On Tue, Aug 19, 2008 at 9:52 AM, Wendell xe <wend...@yahoo.com> wrote:
> Seeking an alternative to vi and emacs, I've been giving Acme a try (acme-sac, actually). After reading the articles and man pages and playing with it for a few days, I'll admit I don't see how Acme could be even remotely competitive with vim/emacs for editing code.
>

Isn't "I don't see how Acme could be even remotely competitive..."
seem a tad harsh? :-) It is just a little different than what you
normally use. Acme is pretty powerful. And how I answer your questions
below might shed light with you on how it is used.

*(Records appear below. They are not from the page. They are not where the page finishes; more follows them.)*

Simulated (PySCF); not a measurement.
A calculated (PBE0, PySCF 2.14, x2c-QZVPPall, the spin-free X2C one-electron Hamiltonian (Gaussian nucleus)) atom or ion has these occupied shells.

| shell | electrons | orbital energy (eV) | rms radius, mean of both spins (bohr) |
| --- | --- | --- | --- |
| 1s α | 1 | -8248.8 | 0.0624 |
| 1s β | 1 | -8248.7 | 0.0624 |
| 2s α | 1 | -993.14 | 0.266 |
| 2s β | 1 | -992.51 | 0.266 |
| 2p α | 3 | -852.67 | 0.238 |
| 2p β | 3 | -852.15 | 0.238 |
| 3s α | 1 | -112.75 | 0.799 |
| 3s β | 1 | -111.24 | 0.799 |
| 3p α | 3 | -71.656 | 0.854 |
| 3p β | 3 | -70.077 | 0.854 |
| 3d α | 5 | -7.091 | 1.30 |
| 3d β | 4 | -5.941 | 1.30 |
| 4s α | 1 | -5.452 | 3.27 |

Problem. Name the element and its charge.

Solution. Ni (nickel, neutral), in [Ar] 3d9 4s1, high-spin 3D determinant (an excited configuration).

> Searching the 9fans archive, I found admonitions that you have to learn Acme's very different operating paradigm, but no specific advice. So I'm posting here a list of editor features I miss in Acme. For each item, what is the Acme way of approaching it?
>
> I hope that the replys in this thread will serve as a reference for others trying to learn Acme.
>
> 01. Toggle on/off line wrapping

You can't. It always wraps lines around.

> 02. Toggle on/off EOL character display

Edit ,x/\n/ c/<EOL>\n/
Undo

:-)

> 03. Display line numbers

Edit =

...will show the line number where dot is, but to display the line
number to the side of each line. I have no use for such a thing so I
haven't even thought about it at all as I use acme.

> 04. Display ruler

No such thing in acme.

> 05. Rectangluar block selection

No such thing in acme.

> 06. Search and replace with confirmation at each item

Place in the tagline your edit line,
Edit s/oldtext/newtext/

1. B3-sweep or B3 your text to search
2. B2 your edit line
repeat process from 1 till you are happy

> 07. Automatic insertion of spaces for tabs

No automatic tab-to-space replacements. Naturally you can do it
from an Edit command.

> 08. Syntax highlighting of code

No such thing in acme.

> 09. Code folding

No such thing built-in to acme.

> 10. Code clips/completion

Place cursor where you want to insert text and use the '<' command
and provide the command that outputs your text.

OR

B2-sweep your keyword, and use the '|' command, and provide the
command that will accept the keyword and spit out the corresponding
text.

> 11. Bookmarks

Have a separate bookmark file (or maybe even in the tag line
before you do a Dump), that uses the filepath:linenumber format and
just B3 the 'bookmarks'.

> 12. Display file diff with locked parallel windows

Acme doesn't have a built-in 'diff mode'

> 13. Customize the contextual display of commands in the tag line

If you mean dynamically change available commands in the tag line
as you move around your code, no there is no such thing. (It might be
an interesting acme file server exercise).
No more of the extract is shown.